A lot of you have been asking for this one; hope you enjoy 🙂
Violence is, arguably, the most primitive building block of entertainment. Before YouTube, television, or even the gramophone, there were the ones who wielded the gladius, those who fought in the arena to cater to the euphoric crowds, whose adrenal glands were stimulated in parity by a life saving parry and a brutal decapitation both. The idea that violence is entertaining has lived on far beyond those early days of Anno Domini of course; great aptitude for boxing a person’s face will earn you the same gold medal in the Olympics as the one for swimming at superhuman speeds. Pain. People love it, and they always have. But when do you start to hate it? What set of rules define what is appealing and what is abhorrent?
This we will answer later. First, consider this idea: violence in video games has never ever changed. That might sound rather ridiculous considering the title, but bear with me. The ability to punch, kick or shoot an enemy is no different today than it was 10 years ago. Conceptually, this:
Is just the same as this:
When we talk about the evolution of violence in videogames, we talk about the clarity in which it is wrought, not the violent acts themselves. Both pictures above exhibit a player punching an enemy, and as such none is more violent than the other. What has changed is the detail of the viscera exposed, and subsequently the abject realism. If we look at natural selection, we can assume that more explicit violence is better because of its gradual incrementation. A lot of visible trends in gaming I do find, however, to be insidious and retrograde, but in my subjective eyes, blood and gore don’t come under the same banner as, say, microtransactions or always-online DRM. So if the ability to see a person’s eyes bulge and squeak and pop is better, why? Why do people strive for this? Players acknowledge the effects of a falcon-punch to the face, why exhibit it in so much detail, why not be implicit? We must remember that during the development of any recent Mortal Kombat game, someone had to spend hours rendering the combustion of every artery severed, the creak and crack of every bone for each individual character. Creating this kind of violence requires a deeply disturbing amount of effort. Developing the game in such an explicitly violent way isn’t just some small parapraxis, it’s a lengthy, carefully crafted projection of the mind’s capacity for ancient carnal joy. Being as explicit as possible is a costly choice, and I suppose you could say that developers strive for it to achieve that same crowd-throwing spectacle that the gladiators exhibited, and the closer you replicate the entertainment, being the violence, the closer you replicate the euphoric reaction of the crowd, now the player. But, surely then, more explicit violence is more fun? People become entirely entranced with games like Mortal Kombat for its beautifully gory gameplay, but then…are horrified by Hatred.

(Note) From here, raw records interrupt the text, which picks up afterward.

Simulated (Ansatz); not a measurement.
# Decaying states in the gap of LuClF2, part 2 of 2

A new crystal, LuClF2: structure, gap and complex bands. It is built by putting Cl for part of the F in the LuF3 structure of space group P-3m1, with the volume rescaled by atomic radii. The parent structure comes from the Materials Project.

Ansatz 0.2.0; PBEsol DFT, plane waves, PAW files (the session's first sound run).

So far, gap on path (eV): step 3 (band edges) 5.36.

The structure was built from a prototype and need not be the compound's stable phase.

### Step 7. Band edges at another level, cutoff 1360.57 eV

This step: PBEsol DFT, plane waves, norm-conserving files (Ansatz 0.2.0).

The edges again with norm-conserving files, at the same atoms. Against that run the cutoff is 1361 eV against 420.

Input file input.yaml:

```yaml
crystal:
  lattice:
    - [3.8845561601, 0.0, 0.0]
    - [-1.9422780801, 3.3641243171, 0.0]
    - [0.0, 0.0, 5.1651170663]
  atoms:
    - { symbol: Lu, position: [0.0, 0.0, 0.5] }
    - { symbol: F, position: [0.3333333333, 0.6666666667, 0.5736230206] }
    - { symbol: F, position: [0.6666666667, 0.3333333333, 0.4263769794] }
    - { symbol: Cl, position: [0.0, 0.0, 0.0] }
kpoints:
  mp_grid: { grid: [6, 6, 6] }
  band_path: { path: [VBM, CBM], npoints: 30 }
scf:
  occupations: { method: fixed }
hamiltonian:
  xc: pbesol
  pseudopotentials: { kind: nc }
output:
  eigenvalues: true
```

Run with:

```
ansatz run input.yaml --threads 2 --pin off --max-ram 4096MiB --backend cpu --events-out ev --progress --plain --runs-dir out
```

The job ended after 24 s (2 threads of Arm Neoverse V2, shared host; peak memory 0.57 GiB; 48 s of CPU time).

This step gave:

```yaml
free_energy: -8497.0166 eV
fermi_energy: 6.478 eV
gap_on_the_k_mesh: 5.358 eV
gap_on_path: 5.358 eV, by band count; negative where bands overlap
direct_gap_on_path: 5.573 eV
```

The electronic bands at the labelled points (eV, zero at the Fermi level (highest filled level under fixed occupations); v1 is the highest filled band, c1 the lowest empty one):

As with all evolutionary timelines, there is always a new, more evolved contender, and with violence in videogames, I believe Hatred to be the most recent mark. I’ve written about Hatred here (yeah, it’s pretty bad but that was when I was just a little young blogger lamb), and I find the media’s reaction to it fascinating. Hatred actually shows less gore than that of Mortal Kombat but somehow this violence is viewed as perverse, worthy of censure and censorship, and deliberately provocative and divisive. I find this reaction interesting considering the peoples’ relative leniency for games like Mortal Kombat and Sniper Elite. The explicit violence should only trigger the aforementioned compulsive joy on seeing guts and blood, surely? This poses another, far more important question: What makes Hatred different? I believe in 2 ideas:
1: What’s The Point?
For the gladiators, it was a matter of life and death in the arena. Either you kill or be killed, that was the idea that caused the rush of the whole experience. The crowds empathised with the contestants, they could feel a fraction of their herculean efforts to repel death, and in doing so, they never felt so alive. The excessively violent fatalities you commit in MK go to emphasise the relief in that you have escaped such a horrible fate, as if the game is saying ‘this is what could’ve been happening to you’. Either that or fatalities feel good because the opponent has been so formidable that you feel an inexplicable urge to prove who’s the boss, after an otherwise equally matched game. There are a number of reasons why MK’s competitive aspect make the fatalities tolerable if not enjoyable. With Hatred, you’re just killing innocent civilians. It doesn’t quite bring about the same good feeling if you’re preying on the innocent, especially not in such grotesque detail. It just feels good to crack someone’s skull in MK because, I don’t know, they deserve it more, right?
2: It’s Closer to Home
Hatred is reminiscent of real life spree killings, that taint the world today more than ever. The fact that Hatred’s acts could be so easily replicated in real life unsettles many people. Videogames are usually a way of fulfilling adventures that can’t be performed in the real world, and so it baffles me that someone would want to live this sick fantasy out through any means. This is why we don’t have rape or drug dealing simulators, for these are the fantasies no one sane would favourably fathom. Mortal Kombat is set in a fantasy world, where your actions are in no way translatable to the real world, right?
Once you begin to think about the discernible differences between the acceptable and unacceptable, the line becomes fuzzier and ever-shifting. The dogmatic idea that Hatred is an evil game is a favourable idea, but when you wonder why, you must compare it to games that, when more closely observed, only seem to make your violent acts slightly more justified through thin rhetoric. We hate to see an innocent person get their brains bashed out, but we’d also be okay for the exact same act to be shown in less pixels in a game like Hotline Miami. When thinking about all this violence, there forms a haze which obscures our moral compass, and we have a vacillation on it, an ambivalence regarding how much we enjoy it, and the suppressed notion that we shouldn’t at all. I leave you with one last question: If Hatred is the most recent game that broke our pre-conceptual boundaries of explicitness, what will be the next?